The classical fracture mechanics approach describes only partially the fracture process in heterogeneous brittle materials-such as rocks, ceramics or concrete for example. The study of crack growth in weakly heterogeneous solids where fracture behaviors can be seen as a perturbation from the response of homogeneous media is a fruitful approach that provides rich insights on the role of heterogeneities on crack propagation.

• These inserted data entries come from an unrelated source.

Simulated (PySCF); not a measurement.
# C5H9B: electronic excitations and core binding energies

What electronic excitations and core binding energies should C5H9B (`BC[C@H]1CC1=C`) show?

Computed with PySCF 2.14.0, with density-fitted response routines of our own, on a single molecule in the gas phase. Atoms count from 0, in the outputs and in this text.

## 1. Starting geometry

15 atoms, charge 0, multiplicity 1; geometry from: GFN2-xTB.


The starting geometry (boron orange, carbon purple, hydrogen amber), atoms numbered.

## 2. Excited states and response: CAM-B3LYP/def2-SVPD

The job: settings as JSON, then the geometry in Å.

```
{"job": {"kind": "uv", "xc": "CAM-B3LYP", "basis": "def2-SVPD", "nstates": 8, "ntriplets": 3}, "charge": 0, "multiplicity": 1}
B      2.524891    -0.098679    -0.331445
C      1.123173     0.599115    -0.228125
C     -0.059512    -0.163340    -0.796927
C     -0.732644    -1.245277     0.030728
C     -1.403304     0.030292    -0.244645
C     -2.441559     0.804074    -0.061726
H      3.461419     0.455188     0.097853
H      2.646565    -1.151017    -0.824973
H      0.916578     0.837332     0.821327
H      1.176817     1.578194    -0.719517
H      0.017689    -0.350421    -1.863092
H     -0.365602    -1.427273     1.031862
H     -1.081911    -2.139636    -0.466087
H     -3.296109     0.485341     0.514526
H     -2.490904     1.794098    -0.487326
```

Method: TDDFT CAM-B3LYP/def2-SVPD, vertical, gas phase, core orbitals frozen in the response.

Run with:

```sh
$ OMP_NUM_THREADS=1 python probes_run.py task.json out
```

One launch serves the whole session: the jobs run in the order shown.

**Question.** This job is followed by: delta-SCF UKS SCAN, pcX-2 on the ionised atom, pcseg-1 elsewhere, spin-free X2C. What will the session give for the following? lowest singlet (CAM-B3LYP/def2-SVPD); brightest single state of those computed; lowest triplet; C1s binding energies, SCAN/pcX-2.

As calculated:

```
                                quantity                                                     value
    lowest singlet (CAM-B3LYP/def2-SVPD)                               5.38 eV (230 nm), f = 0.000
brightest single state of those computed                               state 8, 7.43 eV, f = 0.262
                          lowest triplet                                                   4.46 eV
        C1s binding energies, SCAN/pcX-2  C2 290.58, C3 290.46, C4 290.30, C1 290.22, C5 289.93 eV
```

In this work, we focus on the path followed by cracks, and study whether a crack previously disturbed by some heterogeneities recovers a straight trajectory or instead departs from it. To address this question, we build on the work of Cotterell and Rice [1] enriched by the one of Movchan et al. [2] to derive a path equation for a slightly perturbed crack under macroscopic mode I loading. This path equation is then used to investigate the stability of straight crack trajectories. Three regimes corresponding to different loading conditions that can be parametrized through two length scales emerging from the geometry of the fracturing sample and the loading conditions can be evidenced: (i) a stable regime where path perturbations rapidly decay (ii) an unstable regime with an exponential growth of the geometrical crack perturbations (iii) a marginally stable regime that displays oscillatory crack solutions.
These predictions are compared with experimental fracture tests in various geometries where crack path disturbances are manually introduced. We find that our approach accounts for the stability of straight trajectory as observed experimentally. The conditions required to observe oscillatory crack paths are finally discussed.